Osama cannot expand into Israel. His modus operandi is that of a guerrilla group rather than a terrorist organization. He is used to operating from safe havens such as Afghanistan, Sudan, Pakistan, Iraq, etc. Such strategy is a product of Al Qaeda’s lack of sophistication: the group lacks serious counter-intelligence capabilities, doesn’t hide itself well, and is generally very primitive. There is no chance that Al Qaeda can install itself closer to Israel. The group is by now too dirty even for the Syrians, and cannot expect a safe haven near Israel.

Osama’s goals are inherently antagonistic to those of local terrorists. They act locally while Osama thinks globally. Domestic terrorist groups don’t hope for worldwide dominance but vie for more political power locally. They aim to terrorize local governments into a degree of acquiescence, rather than wage jihad on Western Europe. Islamic terrorists are normal nationalist guerrillas who want money and power. They concentrate on gaining a foothold in their countries and are reluctant to answer Osama’s calls for worldwide Islamic action. In Egypt, Algiers, Lebanon, and Palestine local terrorists distance themselves from Osama to avoid being stigmatized as Muslim crackpots. They insist on the rationality of their goals and cannot afford to subscribe to Osama’s jihadist notions. Osama, on the other hand, has no choice but to proclaim jihad.

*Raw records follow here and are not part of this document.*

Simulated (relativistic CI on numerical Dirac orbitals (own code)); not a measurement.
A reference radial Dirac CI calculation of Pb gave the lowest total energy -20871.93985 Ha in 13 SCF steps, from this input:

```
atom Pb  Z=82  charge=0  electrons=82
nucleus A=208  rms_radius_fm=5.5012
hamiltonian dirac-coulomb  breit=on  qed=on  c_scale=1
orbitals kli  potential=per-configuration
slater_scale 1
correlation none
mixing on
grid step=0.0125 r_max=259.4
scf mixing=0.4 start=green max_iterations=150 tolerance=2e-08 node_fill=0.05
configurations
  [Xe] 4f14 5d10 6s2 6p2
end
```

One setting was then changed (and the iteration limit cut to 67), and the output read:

He failed to establish his group as an independent meaningful force in Afghanistan, Sudan, and Somalia. Al Qaeda is present in many countries, but has substantial power in none of them. Osama is everyone’s friend, but no one’s commander. He founded the World Islamic Front to convert his good relations with many terrorist groups into a formal office, but very few terrorist organizations joined the Front. Hardened guerrillas rejected the idea of ceding even a nominal power to their nice Saudi sponsor. Osama’s ideology is too pan-Muslim to unite Muslim terrorists. Amorzi, who blew up a Bali nightclub declared, “For the white people, it serves them right.” Islamic terrorism is a generic name for a host of very different forces: from racists like Jemaah Islamiya’s Amorzi to nationalists like Hamas’ Haniyeh to insurgents like Afghan’s Hekmatyar to Taliban fundamentalists. They lack common goals or enemies, and will not accept Osama as a director. They use Islam the way Russians used Marx and Hegel, by fishing for out-of-context quotes. Osama’s dream of an Islamic caliphate is irrelevant to them: Egyptians are not going to unite with Saudis who in turn detest Afghanis who detest Black Muslims.